MADRID — It was the will-they, won’t-they question that preoccupied Spain for days: Would the stars align for a supernova meeting between Pope Leo XIV and Bad Bunny — two wildly different Spanish-speaking American icons — who happened to be in Madrid at the same time?
Leo is here on his first trip to a predominantly Catholic Western country for a seven-day visit that will also take him to Barcelona and the Canary Islands. Bad Bunny is also on tour, performing a run of 10 concerts in the Spanish capital.
For days, it was unclear if the Holy Father and Puerto Rican King of Latin Trap would cross paths. Rumors swirled.
And on Tuesday evening, the Vatican announced that in fact, the pope and the pop star had met — just not in a highly anticipated public encounter the press and the masses could witness.
Instead, Leo held a private audience with Bad Bunny — born Benito Antonio Martínez Ocasio — and his family backstage at Madrid’s Santiago Bernabéu stadium following a papal event Monday night that drew a crowd of some 80,000.
The encounter between the pope and Bad Bunny, a former altar boy who was raised in the home of devout Puerto Rican Catholics and is not known to be currently religious, briefly joined, albeit in private, two symbols of President Donald Trump’s wrath.
One is the first U.S.-born pope and leader of the world’s largest Christian faith who has condemned the war in Iran and called the Trump administration’s crackdown on immigration “inhuman.”
The other is a saucy superstar whose Super Bowl halftime show in February brought MAGA condemnations for invoking a pluralistic, Spanish-speaking vision of American identity.
Bad Bunny initiated the request for a meeting, a person familiar with the discussions told The Washington Post on Sunday.
Thus far, neither the Vatican nor Bad Bunny have shared any photos of their meeting. By sidestepping an onstage joint appearance, Leo may have made a Solomon-like choice. He met youth culture where it exists — but without allowing it to upstage his main message in Spain, which is about fighting polarization in the West.
A joint public appearance could easily have stoked what Leo is trying to squash, opening the pope to potential criticism — perhaps even a blistering presidential social media post (which still might come) — from Trump supporters who have taken aim at Bad Bunny for his proud embrace of Spanish, explicit lyrics, gender-fluid style and unapologetic opposition to raids by Immigration and Customs Enforcement.
Some, however, doubted Leo had rationalized it that far.
“Everything the pope does isn’t about Trump,” said the Rev. Thomas Reese, a senior analyst with the Religion News Service.
“They happened to be in the same city at the same time, but I don’t think the Vatican wanted it to become the central focus of his trip to Spain,” Reese said. “He’s there to get his message out, not to have a photo op with Bad Bunny.”

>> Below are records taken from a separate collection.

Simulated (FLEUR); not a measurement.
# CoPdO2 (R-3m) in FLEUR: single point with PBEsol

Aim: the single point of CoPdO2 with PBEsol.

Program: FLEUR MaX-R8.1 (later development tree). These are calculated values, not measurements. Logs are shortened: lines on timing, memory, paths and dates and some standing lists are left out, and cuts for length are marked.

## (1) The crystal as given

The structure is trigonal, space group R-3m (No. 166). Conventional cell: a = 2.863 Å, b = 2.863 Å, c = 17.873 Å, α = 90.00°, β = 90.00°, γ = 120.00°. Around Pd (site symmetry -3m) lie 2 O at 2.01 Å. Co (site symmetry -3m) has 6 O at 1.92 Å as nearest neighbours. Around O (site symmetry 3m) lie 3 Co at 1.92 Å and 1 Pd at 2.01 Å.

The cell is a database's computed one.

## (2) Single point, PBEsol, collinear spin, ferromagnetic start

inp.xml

Bad Bunny and Leo may have radically different personas, but when it comes to pluralist visions, they are brothers in arms.
Leo, who became a naturalized dual citizen of Peru while serving there as a missionary and bishop, speaks fluent Spanish — albeit with an accent — and has gone out of his way to sidestep overt references to American patriotism.
Leo, aboard the papal flight, noted that he would be competing for attention with Bad Bunny in Madrid. Leo said he hoped young people “are looking for something more … [a] spiritual dimension in their lives. They realize there’s an emptiness, and a lack of a sense of meaning.”
“If they are confronted with the question do they want to see Bad Bunny or do they want to see the pope, I think many will see Bad Bunny,” Leo said. “But I think there will also be a few here to see the pope. And that says something.”
In fact, thus far, Leo has proved the bigger draw — closing in on nearly 2 million in-person spectators at his various events with some of the biggest crowds of his 13-month papacy. That far exceeds the 500,000 fans paying upward of $80 each for Bad Bunny’s concerts in Madrid. The pope, of course, does not charge admission.